17.Severability. If any provision or provisions of this Agreement shall be held to be invalid, illegal, or unenforceable as applied to any person or entity or circumstance for any reason whatsoever, then, to the fullest extent permitted by law (a) the validity, legality, and enforceability of such provision in any other circumstance and of the remaining provisions of this Agreement (including, without limitation, all portions of any paragraphs of this Agreement containing any such provision held to be invalid, illegal, or unenforceable, that are not by themselves invalid, illegal, or unenforceable) and the application of such provision to other persons or entities or circumstances shall not in any way be affected or impaired thereby, and (b) to the fullest extent possible, the provisions of this Agreement (including, without limitation, all portions of any paragraph of this Agreement containing any such provision held to be invalid, illegal, or unenforceable, that are not themselves invalid, illegal, or unenforceable) shall be construed so as to give effect to the intent of the parties that the Company provide protection to the Indemnitee to the fullest extent set forth in this Agreement.

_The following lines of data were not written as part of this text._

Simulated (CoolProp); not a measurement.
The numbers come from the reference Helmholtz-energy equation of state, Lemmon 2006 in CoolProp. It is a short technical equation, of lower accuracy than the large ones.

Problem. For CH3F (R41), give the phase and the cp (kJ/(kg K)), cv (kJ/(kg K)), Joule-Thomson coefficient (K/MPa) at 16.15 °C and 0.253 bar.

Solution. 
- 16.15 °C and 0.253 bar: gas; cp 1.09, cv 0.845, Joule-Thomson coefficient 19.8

18.Headings; References; Pronouns. The headings of the sections of this Agreement are inserted for convenience only and shall not be deemed to constitute part of this Agreement or to affect the construction thereof. References herein to section numbers are to sections of this Agreement. All pronouns and any variations thereof shall be deemed to refer to the singular or plural as appropriate.
19.Insurance.
(a)To the extent that the Company maintains an insurance policy or policies providing liability insurance for directors, officers, employees, agents or trustees of the Company or of any other corporation or of a partnership, joint venture, trust, or other enterprise (including an employee benefit plan), Indemnitee shall be covered by such policy or policies in accordance with its or their terms to the maximum extent of the coverage available for any such director, officer, employee, agent or trustee under such policy or policies. If, at the time of the receipt of a notice of a claim pursuant to the terms hereof, the Company has director and officer liability insurance in effect, the Company shall give prompt notice of the commencement of such Proceeding to the insurers in accordance with the procedures set forth in the respective policies. The Company shall thereafter take all necessary or desirable action to cause such insurers to pay, on behalf of Indemnitee, all amounts payable as a result of such Proceeding in accordance with the terms of such policies.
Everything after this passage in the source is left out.